Land Securities’ £100 million planning application to redevelop Liverpool’s St John’s Centre, featured in last week’s Retail Week, isn’t the type of development story you see too often these days.

Unusually in these times of glitzy schemes that aim to transform city centres, this project has no ambitions to bring in John Lewis, House of Fraser or Debenhams as anchors.

The existing centre is anchored by Wilkinson, Argos and Woolworths, and that’s just how Land Securities likes it, serving what development director Nick Davis calls the city’s “prevailing CDE demographic”.

It stands to reason that those retailers offering value for money tend to fare better in downturns – witness the stunning performance of value grocery retailers such as Aldi, Lidl and Iceland – but traditionally people who shop in value stores have had to endure a dismal shopping experience.

But just because a centre is secondary, shoppers should not have to expect the kind of environments that many second-tier shopping centres provide. It is a basic right of a retailer that, if they are tenants of any sort of managed environment, their shoppers should feel safe and comfortable and to be in an environment that is clean, bright and welcoming.

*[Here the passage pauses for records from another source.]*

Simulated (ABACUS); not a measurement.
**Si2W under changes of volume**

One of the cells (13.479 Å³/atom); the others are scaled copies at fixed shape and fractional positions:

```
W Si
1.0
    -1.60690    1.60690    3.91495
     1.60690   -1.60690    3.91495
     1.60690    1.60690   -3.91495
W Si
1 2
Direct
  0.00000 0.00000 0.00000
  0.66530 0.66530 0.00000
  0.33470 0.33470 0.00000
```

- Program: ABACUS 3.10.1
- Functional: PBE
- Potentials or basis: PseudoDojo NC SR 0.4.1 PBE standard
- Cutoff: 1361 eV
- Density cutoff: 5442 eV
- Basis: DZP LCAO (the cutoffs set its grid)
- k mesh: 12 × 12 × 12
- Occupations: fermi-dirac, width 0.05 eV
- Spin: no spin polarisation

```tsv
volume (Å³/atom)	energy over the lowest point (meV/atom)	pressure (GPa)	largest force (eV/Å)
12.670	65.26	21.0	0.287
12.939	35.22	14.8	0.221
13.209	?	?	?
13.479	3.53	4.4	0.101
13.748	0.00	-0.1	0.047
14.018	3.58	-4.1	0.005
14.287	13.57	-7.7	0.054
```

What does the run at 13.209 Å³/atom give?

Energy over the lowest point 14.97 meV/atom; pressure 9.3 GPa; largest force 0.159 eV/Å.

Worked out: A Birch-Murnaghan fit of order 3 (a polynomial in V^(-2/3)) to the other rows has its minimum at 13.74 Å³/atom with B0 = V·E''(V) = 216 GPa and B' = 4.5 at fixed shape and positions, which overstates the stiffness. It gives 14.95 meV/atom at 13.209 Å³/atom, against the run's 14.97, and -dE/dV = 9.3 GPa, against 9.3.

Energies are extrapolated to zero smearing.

Too many schemes fall down on this score at present. But with shoppers of all sorts of backgrounds – not just from lower socio-economic groups – now being attracted by the stunning offers provided by many value retailers, a decent environment is the bare minimum they will expect. Unthreatening car parks, decent toilets and play facilities for kids should be the norm, not the exception.

Land Securities isn’t the first retailer to go down this road – The Mall has been working hard to brighten up its portfolio of centres, many of which are in less glamorous locations. But the fact that the UK’s biggest property company is going down this road gives a good idea of the direction in which the market is going.